The Incredible Growth of Python
In this post, we’ll explore the extraordinary growth of the Python programming language in the last five years, as seen by Stack Overflow traffic within high-income countries. The term “fastest-growing” can be hard to define precisely, but we make the case that Python has a solid claim to being the fastest-growing major programming language.
[…]
June 2017 was the first month that Python was the most visited tag on Stack Overflow within high-income nations. This included being the most visited tag within the US and the UK, and in the top 2 in almost all other high income nations (next to either Java or JavaScript). This is especially impressive because in 2012, it was less visited than any of the other 5 languages, and has grown by 2.5-fold in that time.
[…]
With a 27% year-over year-growth rate, Python stands alone as a tag that is both large and growing rapidly; the next-largest tag that shows similar growth is R.
[…]
Outside of high-income countries Python is still the fastest growing major programming language; it simply started at a lower level and the growth began two years later (in 2014 rather than 2012). In fact, the year-over-year growth rate of Python in non-high-income countries is slightly higher than it is in high-income countries.

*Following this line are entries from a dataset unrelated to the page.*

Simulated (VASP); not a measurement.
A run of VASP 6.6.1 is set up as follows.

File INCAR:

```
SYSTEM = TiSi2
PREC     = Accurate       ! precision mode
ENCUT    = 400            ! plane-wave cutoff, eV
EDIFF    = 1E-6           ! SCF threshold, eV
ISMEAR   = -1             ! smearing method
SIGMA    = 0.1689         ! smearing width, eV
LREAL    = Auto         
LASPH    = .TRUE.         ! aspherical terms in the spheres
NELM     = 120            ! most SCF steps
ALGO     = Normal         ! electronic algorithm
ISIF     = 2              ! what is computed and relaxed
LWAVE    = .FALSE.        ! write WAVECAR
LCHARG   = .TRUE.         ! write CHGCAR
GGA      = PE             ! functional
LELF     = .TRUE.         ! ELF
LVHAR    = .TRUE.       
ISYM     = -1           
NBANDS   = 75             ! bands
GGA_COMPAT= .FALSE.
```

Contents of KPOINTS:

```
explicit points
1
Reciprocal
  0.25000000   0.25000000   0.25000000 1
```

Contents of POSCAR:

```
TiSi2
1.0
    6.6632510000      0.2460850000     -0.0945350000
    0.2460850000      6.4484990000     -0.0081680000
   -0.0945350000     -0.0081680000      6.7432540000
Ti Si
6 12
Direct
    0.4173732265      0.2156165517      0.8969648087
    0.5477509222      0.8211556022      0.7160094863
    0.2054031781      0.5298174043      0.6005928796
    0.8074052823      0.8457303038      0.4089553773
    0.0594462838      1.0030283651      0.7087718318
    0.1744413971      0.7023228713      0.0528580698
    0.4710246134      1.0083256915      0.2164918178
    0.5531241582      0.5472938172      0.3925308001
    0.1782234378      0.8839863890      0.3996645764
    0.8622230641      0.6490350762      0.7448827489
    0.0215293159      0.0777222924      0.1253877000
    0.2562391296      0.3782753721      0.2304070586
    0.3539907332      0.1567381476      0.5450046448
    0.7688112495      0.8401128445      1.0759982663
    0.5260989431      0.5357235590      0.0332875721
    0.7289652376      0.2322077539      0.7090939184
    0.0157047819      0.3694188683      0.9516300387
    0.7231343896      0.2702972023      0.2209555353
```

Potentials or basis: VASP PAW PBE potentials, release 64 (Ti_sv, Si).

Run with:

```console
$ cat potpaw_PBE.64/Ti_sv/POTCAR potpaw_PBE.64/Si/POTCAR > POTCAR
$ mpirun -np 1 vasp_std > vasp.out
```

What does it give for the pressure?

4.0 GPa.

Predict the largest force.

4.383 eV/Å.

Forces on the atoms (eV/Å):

These analyses suggest two conclusions. First, the fastest-growing use of Python is for data science, machine learning and academic research. This is particularly visible in the growth of the pandas package, which is the fastest-growing Python-related tag on the site. As for which industries are using Python, we found that it is more visited in a few industries, such as electronics, manufacturing, software, government, and especially universities. However, Python’s growth is spread pretty evenly across industries. In combination this tells a story of data science and machine learning becoming more common in many types of companies, and Python becoming a common choice for that purpose.
Update (2017-10-12): Jeff Knupp:
The buffer protocol was (and still is) an extremely low-level API for direct manipulation of memory buffers by other libraries. These are buffers created and used by the interpreter to store certain types of data (initially, primarily “array-like” structures where the type and size of data was known ahead of time) in contiguous memory.
The primary motivation for providing such an API is to eliminate the need to copy data when only reading, clarify ownership semantics of the buffer, and to store the data in contiguous memory (even in the case of multi-dimensional data structures), where read access is extremely fast. Those “other libraries” that would make use of the API would almost certainly be written in C and highly performance sensitive. The new protocol meant that if I create a NumPy array of ints, other libraries can directly access the underlying memory buffer rather than requiring indirection or, worse, copying of that data before it can be used.
And now to bring this extended trip down memory lane full-circle, a question: what type of programmer would greatly benefit from fast, zero-copy memory access to large amounts of data?
Why, a Data Scientist of course.